In the Commonwealth of Virginia, liquor is only available from state-owned ‘ABC Stores.’ Beer and wine are available from grocery stores and other retailers, and restaurants can be licensed to serve liquor and mixed drinks, but if you want to pick up a bottle of Bacardi Superior for home use your only legal source in the state is . . . the state itself.
Our state liquor stores are a historic anachronism left over from the end of prohibition. When national prohibition was repealed in 1933, whether to permit or prohibit production and consumption of alcohol was left to the individual states. Many states with strong ‘temperance’ (i.e., prohibitionist) movements, primarily led by religious conservatives with a curiously un-biblical position on alcohol, chose to either continue state-level prohibition policies or use a state-controlled alcohol monopoly to limit the availability of strong drink.
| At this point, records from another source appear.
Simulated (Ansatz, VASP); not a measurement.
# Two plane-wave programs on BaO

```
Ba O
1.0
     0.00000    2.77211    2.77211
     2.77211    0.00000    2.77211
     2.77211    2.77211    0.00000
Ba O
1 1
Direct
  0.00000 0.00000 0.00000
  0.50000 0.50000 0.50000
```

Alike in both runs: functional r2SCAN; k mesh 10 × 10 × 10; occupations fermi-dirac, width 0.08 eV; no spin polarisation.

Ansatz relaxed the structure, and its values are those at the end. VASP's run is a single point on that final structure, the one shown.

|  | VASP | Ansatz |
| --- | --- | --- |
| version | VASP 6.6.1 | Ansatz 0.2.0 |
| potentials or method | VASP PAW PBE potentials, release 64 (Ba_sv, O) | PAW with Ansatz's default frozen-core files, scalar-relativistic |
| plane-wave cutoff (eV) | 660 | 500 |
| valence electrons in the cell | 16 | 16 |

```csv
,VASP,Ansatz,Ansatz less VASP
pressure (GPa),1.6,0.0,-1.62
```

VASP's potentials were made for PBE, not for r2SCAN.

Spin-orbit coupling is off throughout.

So, in an indefensible act of utter absurdity, conservative states like Virginia decided to go into the alcohol business to discourage the drinking of alcohol. As if this weren’t silly enough, they were doing so to kowtow to Christian conservatives who didn’t even understand what Holy Scripture has to say about the stuff (which is, to paraphrase, ‘it’s fine in moderation, just don’t overdo it’).
Maybe this all made some kind of sense in 1933, although I sincerely doubt it. It certainly makes no sense in 2010.
One of Governor Bob McDonnell’s (R-VA) campaign promises was that he would try to privatize our ABC Stores and use the profits for transportation improvements. His efforts to do so, however, are being met with opposition.
You see, the ABC monopoly is quite profitable for the state—the taxpayer-owned stores bring in about 260 million dollars per year. While the state would get a big one-time payment from selling the stores, the estimated tax receipts from private-sector alcohol sales would fall at least 47 million dollars short of what the state-owned stores bring in. As such, the Democratic Party-controlled Virginia Senate seems unlikely to support the privatization plans—after all, that’s 47 million dollars that could go to some pointless rural-Virginia transportation pork like most of the rest of our highway funds.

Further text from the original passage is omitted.